In a subsequent statement, BART identified Hill as a "suspect" who is "said to have had no known address."
But the scores who attended Monday's "civil disturbance" loudly voiced their view that the Hill was a victim, who died without just cause at the hands of a transit police officer.
With a slew of reporters, photographers and cameramen in sight, the demonstrators packed a BART train. They reeled off a number of chants including "No justice, no peace" and "Murderers, justice."
The protest prompted the BART system to halt service in and out of its Civic Center stop, the agency announced in an alert. The 16th Street Mission station also closed down, while major delays were reported all around the city.
No one has been charged in the shooting, which is the sixth in the system's 40-year history, according to BART.
Yet while there has been no admission of police wrongdoing, the San Francisco transit system has charged its "first-ever Independent Police Auditor," according to a statement posted Monday on its website.

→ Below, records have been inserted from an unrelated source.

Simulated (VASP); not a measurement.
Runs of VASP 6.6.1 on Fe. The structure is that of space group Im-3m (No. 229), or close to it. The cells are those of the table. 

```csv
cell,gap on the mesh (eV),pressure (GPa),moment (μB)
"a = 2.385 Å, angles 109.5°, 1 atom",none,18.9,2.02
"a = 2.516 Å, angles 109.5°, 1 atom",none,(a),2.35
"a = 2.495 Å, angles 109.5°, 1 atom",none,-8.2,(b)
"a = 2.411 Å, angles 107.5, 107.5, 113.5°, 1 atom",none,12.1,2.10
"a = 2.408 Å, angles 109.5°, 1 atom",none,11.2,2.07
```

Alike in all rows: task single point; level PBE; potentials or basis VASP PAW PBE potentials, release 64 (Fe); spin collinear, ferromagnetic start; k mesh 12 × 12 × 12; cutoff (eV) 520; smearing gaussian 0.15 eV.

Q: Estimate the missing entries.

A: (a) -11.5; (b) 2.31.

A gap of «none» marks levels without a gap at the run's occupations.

Mark Smith -- who was hired in part to promote public confidence in BART in the wake of the 2009 shooting -- had been on the job for all of one week when Hill's shooting occurred.
"It is a great relief that the independent auditor is in place to reassure the public that the investigation into the officer-involved shooting is conducted with the highest integrity and greatest level of transparency," BART board president Bob Franklin said.